4 of 282 comments (clear)

  1. my take on ESR by Anonymous Coward · · Score: 0, Flamebait
    ESR is pompous, loud-mouthed, unproductive, and tried to get very rich from the hard work of OSS contributors, taking out proportionately far more than he put in.

    There's nothing worse than having someone on your side who makes you look so bad they might as well be playing for the other team.

  2. The kernel is written in C by chiasmus1 · · Score: 1, Flamebait

    Your function looks a little bit like c++. This could not be the kernel because the kernel is written in c.

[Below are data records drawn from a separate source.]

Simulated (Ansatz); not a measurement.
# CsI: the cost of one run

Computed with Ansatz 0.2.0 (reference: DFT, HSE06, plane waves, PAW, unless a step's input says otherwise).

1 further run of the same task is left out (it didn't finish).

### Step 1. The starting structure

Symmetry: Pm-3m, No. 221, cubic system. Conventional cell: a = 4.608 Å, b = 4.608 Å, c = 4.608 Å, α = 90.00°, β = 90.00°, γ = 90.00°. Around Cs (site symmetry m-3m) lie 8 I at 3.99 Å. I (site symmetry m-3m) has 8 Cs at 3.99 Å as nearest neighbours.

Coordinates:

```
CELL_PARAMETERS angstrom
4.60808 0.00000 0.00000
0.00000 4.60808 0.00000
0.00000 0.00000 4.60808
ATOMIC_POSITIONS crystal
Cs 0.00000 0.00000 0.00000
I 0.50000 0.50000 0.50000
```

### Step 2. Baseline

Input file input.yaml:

  3. Re:SCO/IBM....what's this all about? by greenalbatros · · Score: 0, Flamebait

    Can someone explain to me what this is all about please, preferably in a paragraph and in plain english

    no

    --
    this sig steers like a cow. and i can prove it
  4. OT: (Re:This is all about PROJECT MONTEREY!!!) by mandolin · · Score: 0, Flamebait
    Monterey was a real, live, flesh and blood endeavor in which SCO and IBM partnered to write a new, 64-bit, proprietary Über-Unix on Intel hardware

    And honestly, WTF was SCO smoking when they decided to do that. When two or more companies collaborate (as opposed to having a customer/provider relationship) somebody *always* gets screwed.

    Didn't they learn anything from OSF/1? What about OS/2? What about Itanium?